Internet access has reportedly been cut off to most parts of Iraq as of 00:01 (local time) on Tuesday, November 5, as protests continue across the country. According to media reports, internet service disruptions are ongoing in Baghdad, Basra, Karbala, and other major population centers. It is unclear how long the restrictions will remain in place.

A curfew came into effect in Baghdad at 02:00 on Tuesday as protesters continued to gather in Tahrir Square and other parts of the capital. The situation remains fluid and tensions remain high after security forces used live ammunition and tear gas in an attempt to disperse crowds earlier in the day. Initial reports indicate that at least five people were killed and another 30 wounded after police officers opened fire on demonstrators who were attempting to topple barricades on the Ahrar Bridge.

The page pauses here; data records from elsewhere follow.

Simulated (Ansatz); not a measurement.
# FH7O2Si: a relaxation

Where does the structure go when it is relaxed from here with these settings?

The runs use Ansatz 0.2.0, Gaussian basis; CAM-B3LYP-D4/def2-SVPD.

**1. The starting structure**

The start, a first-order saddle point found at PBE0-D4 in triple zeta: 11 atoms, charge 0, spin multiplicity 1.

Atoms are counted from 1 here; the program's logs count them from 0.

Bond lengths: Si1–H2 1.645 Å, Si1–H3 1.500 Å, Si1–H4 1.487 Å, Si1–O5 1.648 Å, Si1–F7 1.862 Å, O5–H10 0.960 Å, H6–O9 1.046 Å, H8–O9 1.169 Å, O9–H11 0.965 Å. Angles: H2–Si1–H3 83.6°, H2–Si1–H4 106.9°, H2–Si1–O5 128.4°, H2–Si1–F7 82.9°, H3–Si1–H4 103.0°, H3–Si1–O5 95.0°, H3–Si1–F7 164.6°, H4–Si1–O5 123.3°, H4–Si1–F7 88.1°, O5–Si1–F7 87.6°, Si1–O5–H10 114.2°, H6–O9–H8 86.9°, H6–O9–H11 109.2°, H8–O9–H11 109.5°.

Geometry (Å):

Heightened security measures and disruptions to transportation and business are to be expected in Baghdad and other major urban centers over the coming days as protests and the nightly curfew continues. Disruptions to internet and telecommunications services are also expected to continue amid the unrest. Clashes between protesters and security forces are likely around protest sites.

Context

Demonstrations broke out on October 1 to protest perceived government corruption, inadequate provision of public services, and a lack of job opportunities. Following weeks of relative calm, demonstrations violently resumed on October 24-25, coinciding with the deadline issued by Grand Ayatollah Sistani to the government to produce a report on who in the Iraqi Security Forces (ISF) was responsible for firing at civilians during previous demonstrations. At least 250 people have been killed and 10,000 wounded since protests began. On October 31, President Barham Saleh announced that Prime Minister Adil Abdul-Mahdi agreed to resign if the Iraqi parliament's party blocs can agree on a replacement.

Advice

Individuals in Baghdad and across Iraq are advised to closely monitor the situation, avoid all protests and large public gatherings due to potential violence, prepare for disruptions to transportation and business in areas affected by anti-government demonstrations, and adhere to all instructions issued by the local authorities and their home governments.

The security environment in Iraq remains complex. Although travel is possible in some areas with proper security protocols in place, other areas should be considered strictly off-limits. Professional security advice and support should be sought prior to all travel.